104-year-old woman dies just days after becoming oldest person in the world to skydive

Dorothy Hoffner yelled 'age is just a number' after writing herself into the history books.

A centenarian who broke the record for being the oldest person in the world to skydive has sadly died.

Dorothy Hoffner was all smiles when she made her history-making jump in the skies above Ottawa, Chicago.

The 104-year-old hopped into a plane in northern Illinois earlier this month and it climbed to a height of 13,500 feet.

Strapped to a dive instructor, the duo jumped out of the plane and they enjoyed a few seconds of free fall before the parachute was deployed.

They spent a total of seven minutes in the air.

As she touched back down on solid ground at Skydive Chicago, the centenarian shouted 'age is just a number'.

What a legend.

She said it was an incredible experience.

"It was wonderful up there. The whole thing was delightful, wonderful, couldn't have been better," she said.

She hit out at questions about her age after completing the jump.

Dorothy told the Chicago Sun-Times: “What has age got to do with what you’re doing? I’m 104 years old, so what?”

A spokesperson for the Guinness Book of World Records said they were looking 'forward to receiving evidence from Dorothy’s attempt for our Records Management Team to review'.

Instagram/Skydive Chicago

The current record was given to 103-year-old Linnéa Ingegärd Larsson from Sweden after she jumped out of a plane in May last year.

When Dorothy skydived for the first time at 100 years old, she admitted the instructor helped push them out together.

However, for this record-breaking jump, she said she wanted to lead the charge.

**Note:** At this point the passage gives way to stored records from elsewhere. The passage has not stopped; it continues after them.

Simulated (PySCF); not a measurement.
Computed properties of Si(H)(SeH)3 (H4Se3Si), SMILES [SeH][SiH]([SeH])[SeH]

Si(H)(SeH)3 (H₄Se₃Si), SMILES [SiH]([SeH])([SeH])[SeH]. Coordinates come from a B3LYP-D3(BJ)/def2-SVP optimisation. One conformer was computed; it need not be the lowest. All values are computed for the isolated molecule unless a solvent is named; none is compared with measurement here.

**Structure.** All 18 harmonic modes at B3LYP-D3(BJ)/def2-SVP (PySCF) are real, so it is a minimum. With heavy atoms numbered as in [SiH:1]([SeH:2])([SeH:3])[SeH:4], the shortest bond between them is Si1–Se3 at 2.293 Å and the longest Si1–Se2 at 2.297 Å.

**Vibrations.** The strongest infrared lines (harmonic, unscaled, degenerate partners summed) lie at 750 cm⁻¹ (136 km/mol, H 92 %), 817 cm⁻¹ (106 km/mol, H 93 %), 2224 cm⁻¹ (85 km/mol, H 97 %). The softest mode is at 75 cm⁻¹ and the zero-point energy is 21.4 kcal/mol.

Sadly, Dorothy won't be around to see her name in the Guinness Book of Records.

She was found dead at the Brookdale Lake View senior living community.

Her close friend Joe Conant told AP News: "She was indefatigable. She just kept going.

"She was not someone who would take naps in the afternoon, or not show up for any function, dinner or anything else. She was always there, fully present. She kept going, always.”

Skydive Chicago has released a statement, saying: "We are deeply saddened by Dorothy's passing and feel honored to have been a part of making her world-record skydive a reality.

"Skydiving is an activity that many of us safely tucked away in our bucket lists. But Dorothy reminds us that it's never too late to take the thrill of a lifetime.

"We are forever grateful that skydiving was a part of her exciting, well-lived life. Her legacy is even more remarkable because of the attention the world gave to her inspiring story."

Dorothy was set to turn 105 in December and she was planning on riding in a hot air balloon to celebrate.